Japanese is the official language of Japan, a nation of islands located in the East Asia region. The Japanese language is also widely used by communities of speakers in Hawaii, Peru and Brazil, and learnt as an additional language by large numbers of students in the Republic of Korea, China, Indonesia and Australia.
Japanese is the language used by the Japanese for various purposes, including education, business and media communication. Some dialect variations are used in spoken interactions in different regions of the country.
Japanese is a phonetic language. Pronunciation is predictable, and new words can be pronounced easily upon mastery of hiragana characters.
Japanese uses three scripts for writing: hiragana, the basic phonetic script representing the sounds of Japanese; katakana, the companion phonetic script that is largely used for loan words; and kanji, Chinese characters that represent meaning rather than sound (ideographs). The three scripts are used interdependently. Hiragana is typically the first script learnt, with katakana and kanji first introduced in context then taught systematically, contributing to script knowledge and competence. The many loan words from other languages expressed through katakana reflect the impact of globalisation, technology and popular culture on Japanese language and culture.
Japanese grammar is relatively uniform, with few irregularities, no grammatical gender, and predictable and systematic conjugation of adjectives and verb tenses. There are some differences between Japanese and English elements and patterns, such as the Japanese word order of subject–object–verb. This order forms the basis of sentences that can then be enhanced by the addition of details usually placed before the main items. Pronouns can be omitted and it is not always necessary to articulate the subject of a sentence. Counting and numbering in Japanese involve using classifiers that reflect the nature of the item. Particles are used to mark sentence elements and to indicate the nature of verbs.

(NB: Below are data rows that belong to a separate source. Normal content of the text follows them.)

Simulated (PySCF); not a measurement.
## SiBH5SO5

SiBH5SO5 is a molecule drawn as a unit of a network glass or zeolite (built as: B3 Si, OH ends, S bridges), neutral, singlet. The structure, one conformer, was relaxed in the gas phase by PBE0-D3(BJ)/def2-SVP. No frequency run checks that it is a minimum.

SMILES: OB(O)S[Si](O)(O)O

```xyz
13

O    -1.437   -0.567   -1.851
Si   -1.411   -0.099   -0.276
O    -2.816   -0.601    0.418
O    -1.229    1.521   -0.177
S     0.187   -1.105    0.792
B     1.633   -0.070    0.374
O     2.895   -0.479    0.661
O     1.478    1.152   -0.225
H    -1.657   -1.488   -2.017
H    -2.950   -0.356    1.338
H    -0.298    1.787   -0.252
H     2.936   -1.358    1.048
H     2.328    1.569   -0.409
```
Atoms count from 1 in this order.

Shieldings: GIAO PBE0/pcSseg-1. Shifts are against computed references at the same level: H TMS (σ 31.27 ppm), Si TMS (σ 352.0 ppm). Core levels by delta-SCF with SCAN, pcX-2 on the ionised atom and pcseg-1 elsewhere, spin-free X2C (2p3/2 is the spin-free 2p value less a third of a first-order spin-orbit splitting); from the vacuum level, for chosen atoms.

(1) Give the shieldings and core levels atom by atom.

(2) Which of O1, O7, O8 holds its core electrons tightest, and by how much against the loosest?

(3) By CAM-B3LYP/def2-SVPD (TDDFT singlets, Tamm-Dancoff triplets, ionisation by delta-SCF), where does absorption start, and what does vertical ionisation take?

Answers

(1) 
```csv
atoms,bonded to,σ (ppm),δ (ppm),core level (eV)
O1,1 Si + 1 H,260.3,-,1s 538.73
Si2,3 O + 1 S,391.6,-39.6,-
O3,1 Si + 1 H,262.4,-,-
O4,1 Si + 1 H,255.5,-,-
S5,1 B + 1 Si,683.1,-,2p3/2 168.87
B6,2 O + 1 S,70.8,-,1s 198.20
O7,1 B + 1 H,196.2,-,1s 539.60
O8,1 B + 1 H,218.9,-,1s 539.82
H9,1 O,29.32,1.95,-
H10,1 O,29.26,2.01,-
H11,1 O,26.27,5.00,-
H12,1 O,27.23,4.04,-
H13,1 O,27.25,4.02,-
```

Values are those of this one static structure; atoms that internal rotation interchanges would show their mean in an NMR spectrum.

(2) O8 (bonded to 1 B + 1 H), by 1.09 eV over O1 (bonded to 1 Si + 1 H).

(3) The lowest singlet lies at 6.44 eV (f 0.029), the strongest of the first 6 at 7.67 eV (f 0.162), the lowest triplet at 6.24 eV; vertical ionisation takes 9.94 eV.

An element of the language that may be unfamiliar to some Australian learners is the system of plain and polite forms, which reflect hierarchical relations, social and business-related positioning and issues of respect and status. Plain and polite forms are represented differently in both spoken and written language. Conversational Japanese can be less formal than written Japanese, using shortened sentences, abbreviated plain forms and some omitted particles.
Understanding the diverse language competencies of students, as language learners is the starting point for developing their language learning. The changing pattern of migration to Australia is extending the range of languages students bring with them to school.
The language competency of students varies significantly depending upon the sequence of learning being undertaken and the level the student has reached.
While learners of Japanese in Australian schools vary in terms of language backgrounds, cultural experience and prior learning experience, they are predominantly second language learners. Classes may include students with a background in Japanese or in a script-based Asian language. Some students will have had exposure to Japanese language and culture through social interactions, travel or exchange experiences.
In the Languages curriculum area the focus is on both language and culture, as students learn to communicate meaningfully across linguistic and cultural systems, and different contexts. This process involves reflection and analysis, as students move between Japanese and their own existing language(s). It is a reciprocal and dynamic process which develops language use and intercultural awareness and understanding.
A key aspect of the curriculum involves understanding the cultural dimension that shapes and is shaped by Japanese language. The curriculum is designed with an intercultural language learning orientation to enable students to participate meaningfully in intercultural experiences, to develop new ways of seeing and being in the world, and to understand more about themselves in the process.
A feature of Japanese culture reflected in language use is the importance accorded to expressing humility and maintaining harmony. Refusing or deflecting praise of self or family, deferential behaviour and avoidance of direct disagreement or refusal are common characteristics of communicative interactions.
Students use a wide range of texts designed for language learning, such as textbooks, teacher-generated materials and online resources. Their learning is enriched by exposure to a range of authentic Japanese texts, such as websites, films, stories, songs, television programs, advertisements and magazines. The texts and resources will become increasingly sophisticated and varied as students progress through their schooling.
Students are encouraged to use Japanese as much as possible for classroom routines, social interactions, structured learning tasks, and language experimentation and practice.
Students will have opportunities to engage with members of the community who speak Japanese, which in some cases will be facilitated via digital technologies.
English is used for discussion, explanation and reflection, enabling students to develop a language for sharing ideas about language and culture.